Thursday, October 9, 2014


I have written about Donald Kaufman before in this blog, but this year was the tenth year here in our house up on top of the Whalesback Mountain, and this morning, in moving around planning things to close the house up for the winter, I couldn’t help but notice how beautiful, how new-like even while being soft and always-there looking, the paint is.  It’s a combination, of course, between one of the world’s best painters, James Garza of West Palm Beach, Florida, who came up with his team of four people and painted (and camped out in the as of yet undone guest house, cooking their own meals (Big Russ was the cook) and doing their own laundry, and painting, painting, painting.

That was more of a project than you can imagine since the entire house was paneled in pine which was such an ugly shade of brown that I initially thought it was Formica wall-covering.  This is such a wonderful floor plan of a house that there are not so many rooms, but each one is, quite frankly, huge—16 feet to the ceiling in many of them, usually at least 30 feet in one direction, and everywhere, as I said—brown, brown, BROWN.  Also, we replaced 39 small casement windows with large double-hung windows almost to the floor or sets of French doors.  Everywhere was to be light and airy with the sun shining in, even if obliquely, and the air blowing through.  Thank you, James Garza.  They did it in two and a half months.

All of this house was done in two colours, DK45, the softest of soft greens—go to Donald Kaufman’s site and go to the colours and run your mouse (your slider according to the site) over the colours and their identifying numbers will appear on the bottom right hand corner of your screen.  You will see this beautiful soft, soft green.  Now, this is important, very important.  Donald Kaufman paints, as any good paints such as Farrow and Ball, etc., must be used with their own primers.  The colours start in the primer and continue outward, and the primer coat of paint is just as important as the final coat for two reasons: the intensity of the desired colour, the veritas, so to speak, and the coverability which is primo in the prime.  I have never understood people who try to go cheap here—you will not achieve what you want, if you don’t follow the steps correctly.  Well, for that matter, I won’t buy cheap paints—it’s not worth the labour that goes into the final job, and anyway, what are we talking here?  $50 a gallon, and you’re going to use 5 gallons total.  So your savings was $250.  Big Whoop!  A lot of work and a half-way job.  But, of course, I won’t use a cheap painter.

Anyway, here are some very bad pictures taken by me of the bedroom here in the house—the DKC45 juxtaposed against the soft white of a Chelsea Editions embroidered fabric used to upholster the panels on the walls.


The rest of the main rooms were painted in DKC38, the most beautiful white paint.  It is warm and cool at the same time—how I don’t know, but it is.  The Living Room with its soaring ceiling is just as welcoming as one of the smaller rooms such as the entrance hall—it’s simply a wonderful, wonderful colour.

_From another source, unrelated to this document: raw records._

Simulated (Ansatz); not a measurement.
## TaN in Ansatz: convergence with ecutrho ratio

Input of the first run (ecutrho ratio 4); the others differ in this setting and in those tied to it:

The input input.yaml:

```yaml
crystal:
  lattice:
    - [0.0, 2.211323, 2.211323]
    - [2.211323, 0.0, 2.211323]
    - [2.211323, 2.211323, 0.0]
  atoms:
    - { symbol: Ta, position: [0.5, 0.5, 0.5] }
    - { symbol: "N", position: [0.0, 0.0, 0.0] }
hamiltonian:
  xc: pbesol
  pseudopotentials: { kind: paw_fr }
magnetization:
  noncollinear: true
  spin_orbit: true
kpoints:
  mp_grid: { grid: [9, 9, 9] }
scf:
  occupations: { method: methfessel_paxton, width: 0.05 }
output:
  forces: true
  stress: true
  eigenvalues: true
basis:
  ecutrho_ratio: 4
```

But as I said at the top of this post, what is really wonderful about this paint is its lasting quality.  Here I am, ten years later, and it’s as though I were in a new house.  I admit we are somewhat careful, but this house serves as home to my husband and me and myriad family members with their children and tons of house guests, so it’s not as though it’s a museum.

I have been fortunate enough to work with Donald Kaufman as a colorist on a job, but that is a true luxury.  Although you might not be able to do that, you can use his beautiful paints in your beautiful house.